It’s now the beginning of November and I’ve just finished taking an awesome writing class. I haven’t written on this blog lately because I’ve been busy getting down the first draft of my novel, but I wanted to share some updates on what I learned in this class.
When I first signed up for the Extreme Novelist course at the Writer’s Center over the summer, I felt pretty intimidated. Reading the course description, I knew that writing an entire first draft in eight weeks time was a lofty goal, even for seasoned novelists. That being said, this course has given me a whole new approach to writing. I am an editor by nature and I approach art I experience every day – books, movies, TV shows, even events – with a critical eye, even when I don’t want to.
Sometimes, it’s hard to progress in my own work because I’m constantly looking for ways to perfect what I already have written, instead of creating new material. Thankfully, this course has helped me focus much more on the process of writing, rather than the idea of perfection, which we can never completely reach.
Here are some of the key things I learned in this course.
Creating and editing use two different parts of the brain. Only use one at a time. We can’t write and create freely when we’re looking at small things to correct and nitpick at the same time. We have to turn that “editing impulse” off and save it for later when we have more material to work with, like an actual first draft to delve into and edit.
Let your subconscious do the work. This is a big one. First drafts are expected to be imperfect. Instead of putting the pressure on yourself to write something amazing, or even good, just set out with the goal to write. Tell the story, however it initially takes form and you might be surprised by the amount of “good,” usable material that comes out of writing rapidly and freely.
Prioritize writing. Everyone manages to waste time in the day doing something. I’m definitely guilty of spending too much time on Instagram or online shopping for things that aren’t essential. You have to make time to write, whether that means getting up early, cutting back a bit on social plans, or eliminating some time-wasting activities that simply aren’t important.

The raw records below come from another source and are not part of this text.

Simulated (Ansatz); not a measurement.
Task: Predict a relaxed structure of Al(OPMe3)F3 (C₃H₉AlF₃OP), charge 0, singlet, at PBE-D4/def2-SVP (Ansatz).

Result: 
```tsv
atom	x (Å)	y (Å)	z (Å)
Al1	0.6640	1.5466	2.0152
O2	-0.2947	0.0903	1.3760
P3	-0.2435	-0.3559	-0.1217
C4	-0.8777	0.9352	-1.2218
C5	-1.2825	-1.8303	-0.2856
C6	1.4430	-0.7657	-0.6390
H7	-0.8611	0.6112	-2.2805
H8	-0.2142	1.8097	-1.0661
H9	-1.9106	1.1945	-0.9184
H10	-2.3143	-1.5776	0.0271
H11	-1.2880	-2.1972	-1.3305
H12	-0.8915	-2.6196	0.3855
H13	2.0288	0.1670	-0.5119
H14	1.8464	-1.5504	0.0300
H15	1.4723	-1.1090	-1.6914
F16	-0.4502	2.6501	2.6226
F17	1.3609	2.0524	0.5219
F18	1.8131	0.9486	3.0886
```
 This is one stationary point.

Stay “in the story”. It also helped me tremendously to be constantly thinking about the story I was writing, even in the back of my mind while doing a mindless task at work or riding the metro or bus. Forcing myself to come back to my story almost every day made it easier to remember where I had left off and where I saw things going next.
Escape into your story. This is similar to staying in the story. Something my teacher suggested when people in the class were having a difficult or stressful time outside of their writing lives, was to use the story they were writing as an escape. Watching a movie or reading a good book is often a form of escapism, and it turns out writing one is too.
Hopefully, I’ll be finishing up this draft soon, just in time for National Novel Writing Month, a similarly intense program that encourages people to write a 50,000-word first draft in one month. I think I’m going to use the momentum of National Novel Writing month to edit what I have and prepare it for the next step, which will be having some of my writing friends beta-read and give me feedback.
Have you ever participated in National Novel Writing Month? What tips have helped you stay on track and finish your first draft in a short amount of time?